Both burner management and combustion control systems are designed specifically to help ensure the safe, reliable operation of any critical thermal process. Given the inherent dangers associated with high temperature thermal processing in such applications, safety should never be a compromise.
Systems for Industrial Burner Management and Combustion Control
Safety is the common denominator of any equation associated with designing, building, installing and operating a thermal processing unit. Engineering firms, consultants, fabricators, system integrators and manufacturers need to be mindful of the current regulatory and safety aspects when discussing burner management and combustion control. Burner management covers the majority of the safety aspects though combustion efficiencies contribute to safety as well. Known safety parameters are defined during a hazard and operability study (HAZOP) or layer of protection analysis (LOPA). A process hazard analysis (PHA) may be added to this list where applicable. Such analysis helps identify the required controls needed to safely operate and recognize the potential impact if a problem were to occur. This management of change is designed to mitigate known safety concerns and react to those conditions.

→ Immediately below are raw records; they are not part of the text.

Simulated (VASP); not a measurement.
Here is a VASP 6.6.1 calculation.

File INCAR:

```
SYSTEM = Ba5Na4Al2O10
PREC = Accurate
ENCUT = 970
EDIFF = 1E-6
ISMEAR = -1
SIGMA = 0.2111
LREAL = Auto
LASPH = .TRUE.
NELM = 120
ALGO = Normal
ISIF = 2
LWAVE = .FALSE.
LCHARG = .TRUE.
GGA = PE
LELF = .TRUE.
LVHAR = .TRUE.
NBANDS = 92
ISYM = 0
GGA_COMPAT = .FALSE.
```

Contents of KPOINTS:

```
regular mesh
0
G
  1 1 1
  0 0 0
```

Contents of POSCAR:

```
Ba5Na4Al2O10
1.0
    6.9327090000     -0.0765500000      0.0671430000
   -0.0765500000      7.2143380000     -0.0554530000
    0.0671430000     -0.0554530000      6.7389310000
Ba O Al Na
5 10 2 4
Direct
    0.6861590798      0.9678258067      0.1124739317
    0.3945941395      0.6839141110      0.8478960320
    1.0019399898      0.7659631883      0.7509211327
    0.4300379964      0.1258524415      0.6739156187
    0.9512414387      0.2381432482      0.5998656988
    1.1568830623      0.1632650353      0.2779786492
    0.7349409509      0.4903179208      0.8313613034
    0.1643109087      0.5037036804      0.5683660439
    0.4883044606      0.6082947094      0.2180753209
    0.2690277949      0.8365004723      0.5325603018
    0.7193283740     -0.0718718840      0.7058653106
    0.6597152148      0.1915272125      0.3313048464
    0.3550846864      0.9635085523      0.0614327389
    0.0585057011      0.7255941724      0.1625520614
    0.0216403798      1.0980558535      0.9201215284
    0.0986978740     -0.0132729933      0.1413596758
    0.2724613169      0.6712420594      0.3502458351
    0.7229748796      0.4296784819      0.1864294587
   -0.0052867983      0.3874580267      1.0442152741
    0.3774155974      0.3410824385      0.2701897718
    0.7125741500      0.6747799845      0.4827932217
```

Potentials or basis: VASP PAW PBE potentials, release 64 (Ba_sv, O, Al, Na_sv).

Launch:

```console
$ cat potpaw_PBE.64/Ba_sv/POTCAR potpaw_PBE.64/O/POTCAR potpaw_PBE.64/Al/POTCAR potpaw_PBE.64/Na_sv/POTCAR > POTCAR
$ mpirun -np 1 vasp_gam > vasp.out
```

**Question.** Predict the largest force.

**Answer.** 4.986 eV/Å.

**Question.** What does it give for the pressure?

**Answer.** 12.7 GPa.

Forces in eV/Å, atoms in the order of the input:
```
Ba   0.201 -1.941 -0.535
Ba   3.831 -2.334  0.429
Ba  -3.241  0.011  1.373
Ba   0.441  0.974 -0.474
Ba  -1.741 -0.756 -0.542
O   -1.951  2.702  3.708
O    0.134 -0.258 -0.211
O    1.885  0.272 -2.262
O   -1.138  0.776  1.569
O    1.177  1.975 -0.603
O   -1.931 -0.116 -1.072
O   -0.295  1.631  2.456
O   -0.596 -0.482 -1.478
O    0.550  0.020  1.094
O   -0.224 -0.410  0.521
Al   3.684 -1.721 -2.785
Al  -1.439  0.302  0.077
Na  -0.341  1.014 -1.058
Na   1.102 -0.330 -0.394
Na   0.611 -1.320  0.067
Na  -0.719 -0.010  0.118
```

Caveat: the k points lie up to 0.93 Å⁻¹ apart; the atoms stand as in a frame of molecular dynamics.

Burner and combustion equipment manufacturers play a crucial role when specifying burners, instrumentation and control equipment based on application requirements. Typical factors to consider include characteristics such as:
- Indirect versus direct heating.
- Upstream fuel gas pressure feeds.
- Temperature requirements.
- BTU of the fuel gas feed.
- Heat flux.
- Environmental constraints.
Each relates to the environment in which the equipment will be installed and what will be coming out of the stack. Missing one calculation on the above requirements could result in the unsafe operation of your thermal processing unit.
This 12 burner 30 MM BTU amine heater is used for thermal processing.
For example, elevation can affect burner performance, resulting in unreliable and environmental inefficiencies. Gulf Coast installations look at the ambient pressures at 14.7 psi while installations in the Rockies calculate for 12.6 psi. The difference is because typical capacity change to the BTU output decreases by 4 percent for every 1,000’ elevation increase.
Another consideration is the BTU of the fuel gas feeding your thermal processing equipment. Continuants of the fuel influence the effective heat release, pressure input settings and volume requirements.
Combustion control is sometimes confused with burner management. A burner management comprises the safe and reliable safe start checks (limits), ignition, fuel gas valves operation, flame detection/supervision, monitoring I/O and shutting down the appliance in the event of an upset. Burner management systems (BMS) are designed for the supervisory role of managing the flame (hence the clever naming).
Combustion control provides a more complex introduction to safety, environmental impact and operational efficiency. Temperature elements, processor and temperature control valves make up the primary control elements of combustion control. The PID settings determine the reaction to the fuel gas feed based on load requirements of the appliance/vessel.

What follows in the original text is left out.